Create RFSoC HDL Coder Models
This workflow customizes and designs an RFSoC model using the Zynq RFSoC Template Builder tool.
This figure shows all of the interfaces that you can model by using the Xilinx® Zynq® UltraScale+™ RFSoC ZCU111 and Xilinx Zynq UltraScale+ RFSoC ZCU216 evaluation kits.
In this workflow, because the generated IP core interfaces with both analog-to-digital converter (ADC) and digital-to-analog converter (DAC) RFSoC tiles, the FPGA clock rate uses a compatible clock domain. Differing ADC and DAC sampling rates are possible, but you can choose the interpolation and decimation rates and samples per clock to result in a common FPGA clock rate.
|Reference Design Parameter
|ADC sampling rate (MHz)
|ADC decimation mode (xN)
|ADC samples per clock cycle
|DAC sampling rate (MHz)
|DAC interpolation mode (xN)
|DAC samples per clock cycle
The ADC and DAC clock rates are calculated as:
ADC clock rate = 4096/8/2 = 256 MHz
DAC clock rate = 1024/4/1 = 256 MHz
In this example, the HDL Coder™ IP core runs at 256 MHz. If the clock domains do not match, an error emits in the HDL Coder reference design workflow.
Because different types of designs exist that can map to different tiles and channels, building a model from a new model can be time-consuming. To generate a model based on the selected reference design, use the Zynq RFSoC Template Builder tool. To open this tool, enter one of these commands at the MATLAB® command prompt.

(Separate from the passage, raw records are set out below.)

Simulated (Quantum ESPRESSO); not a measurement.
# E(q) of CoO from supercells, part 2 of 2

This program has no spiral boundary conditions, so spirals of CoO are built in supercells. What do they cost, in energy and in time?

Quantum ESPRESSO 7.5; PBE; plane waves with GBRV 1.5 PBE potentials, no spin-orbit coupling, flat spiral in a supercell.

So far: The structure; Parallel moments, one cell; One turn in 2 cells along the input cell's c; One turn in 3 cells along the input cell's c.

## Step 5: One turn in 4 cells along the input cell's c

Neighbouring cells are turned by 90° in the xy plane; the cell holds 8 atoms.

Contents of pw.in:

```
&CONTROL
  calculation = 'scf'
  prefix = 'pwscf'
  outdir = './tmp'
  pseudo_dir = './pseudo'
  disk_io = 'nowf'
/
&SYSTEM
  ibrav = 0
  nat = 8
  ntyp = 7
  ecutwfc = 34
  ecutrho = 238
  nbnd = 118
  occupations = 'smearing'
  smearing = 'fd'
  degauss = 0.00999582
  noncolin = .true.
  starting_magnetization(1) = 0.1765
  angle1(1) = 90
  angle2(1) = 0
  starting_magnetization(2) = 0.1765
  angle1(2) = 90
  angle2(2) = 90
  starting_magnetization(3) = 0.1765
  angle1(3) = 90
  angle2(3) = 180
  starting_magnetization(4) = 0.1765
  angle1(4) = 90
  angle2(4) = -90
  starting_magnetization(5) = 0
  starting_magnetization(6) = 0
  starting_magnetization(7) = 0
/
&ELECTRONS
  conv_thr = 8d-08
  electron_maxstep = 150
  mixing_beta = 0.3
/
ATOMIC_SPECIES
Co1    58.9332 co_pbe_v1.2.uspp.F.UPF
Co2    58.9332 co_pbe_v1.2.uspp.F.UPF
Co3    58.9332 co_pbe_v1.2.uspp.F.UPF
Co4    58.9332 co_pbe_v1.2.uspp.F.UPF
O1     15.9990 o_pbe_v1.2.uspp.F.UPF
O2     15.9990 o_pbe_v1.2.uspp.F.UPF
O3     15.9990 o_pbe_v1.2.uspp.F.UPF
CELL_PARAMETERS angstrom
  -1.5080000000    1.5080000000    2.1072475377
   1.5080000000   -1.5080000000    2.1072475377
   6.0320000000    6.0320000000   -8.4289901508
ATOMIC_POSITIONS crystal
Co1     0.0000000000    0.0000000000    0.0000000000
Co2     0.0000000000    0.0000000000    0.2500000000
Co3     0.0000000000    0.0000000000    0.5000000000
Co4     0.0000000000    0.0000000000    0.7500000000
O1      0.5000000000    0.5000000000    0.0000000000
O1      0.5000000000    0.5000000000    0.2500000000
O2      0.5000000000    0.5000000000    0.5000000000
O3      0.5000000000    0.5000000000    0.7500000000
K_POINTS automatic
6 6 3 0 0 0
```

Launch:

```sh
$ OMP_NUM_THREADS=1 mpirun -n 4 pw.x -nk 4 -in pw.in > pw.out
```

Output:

rfsocTemplateBuilder('zcu111')— Generate an RFSoC model for a ZCU111 board.
rfsocTemplateBuilder('zcu216')— Generate an RFSoC model for a ZCU216 board.
This figure shows the Zynq RFSoC Template Builder tool window.
Select Reference Design
In the Zynq RFSoC Reference Design Selection pane, select a reference design that maps to different parts of the RFSoC tiles.
Real ADC/DAC Interface— Select this option when your design receives and transmits real data.
Real ADC/DAC Interface with PL-DDR4— Select this option when your design receives and transmits real data, and uses DDR4 buffering. Selecting this option adds an AXI4 interface to your device under test (DUT) for connection to the DDR4 memory.
IQ ADC/DAC Interface— Select this option when your design receives and transmits complex in-phase and quadrature (IQ) data.
IQ ADC/DAC Interface with PL-DDR4— Select this option when your design receives and transmits complex IQ data and uses DDR4 buffering. Selecting this option adds an AXI4 interface to your DUT for connection to the DDR4 memory.
Customize Reference Design Tiles
In the Reference Design Tile - Customization pane, you can customize the channel mapping of your model. The Templates parameter provides the preconfigured channel mappings. The template options depend on the board type. This figure shows the available templates for a ZCU111 board.
These templates reflect the XM500 balun board and the different differential versus single-ended connectors.
Single-Ended Balun 4x4 (XM500)— This option includes Tile1 DAC, Tile0 ADC, and Tile1 ADC. These connectors require only a single subminiature version A (SMA) connector per channel, however, they also connect to several RF cages that act as lowpass or highpass filters. When you build your design, you must take these into consideration.
Differential-Only 4x4 (XM500)— This option includes Tile0 DAC, Tile2 ADC, and Tile3 ADC. These connectors require differential SMA connections with the adaptors such as DC blockers. Because an RF filter is not applied on the channel (unlike the single-ended SMA), using this option can be useful for testing designs that have a wide frequency range or when phase alignment is important.
All Channels— This option selects all eight DAC and eight ADC channels for mapping.
Configure Sample Rates and Data Width
In the Zynq RFSoC Reference Design Selection pane, you can further customize various RFSoC parameters, such as sampling rates or decimation and interpolation factors.
Set the ADC/DAC Samples-Per-Clock-Cycle parameter to the required
sample rate. Set the DMA AXI4-Stream TData Bit-Width parameter to
128 bits. The number of samples per clock, or DMA data width,
affect the data type of the signal lines to reflect the word
length. For example, when you specify 4 samples per clock, the word length for the ADC or
DAC input and output (I/O) lines is 64 bits because each sample is 16 bits. To enable
multi-tile synchronization (MTS), select the Multi-Tile Sync parameter.
Enabling MTS has specific requirements. For more information on MTS mode, see Zynq UltraScale+ RFSoC RF Data Converter v2.3 in the Xilinx documentation.
Click Generate. A generated template model opens in a Simulink® window. The template model maps the input and output ports to the various ADC and DAC tiles that are associated with the RFSoC device. Double-click the model and add logic to reflect your algorithm.
After you create an RFSoC model using the Zynq RFSoC Template Builder tool, use the HDL Workflow Advisor and follow the IP core generation workflow to generate an HDL IP, build a bitstream, and program a ZCU111 or ZCU216 board.
The HDL Workflow Advisor shows the design parameters that you specified in the Zynq RFSoC Template Builder tool. You can adjust the parameters as needed for the channel mapping. The preceding generated model is copied to the MATLAB current working folder. The inport and outport blocks are stubbed out, leaving space for your DSP design.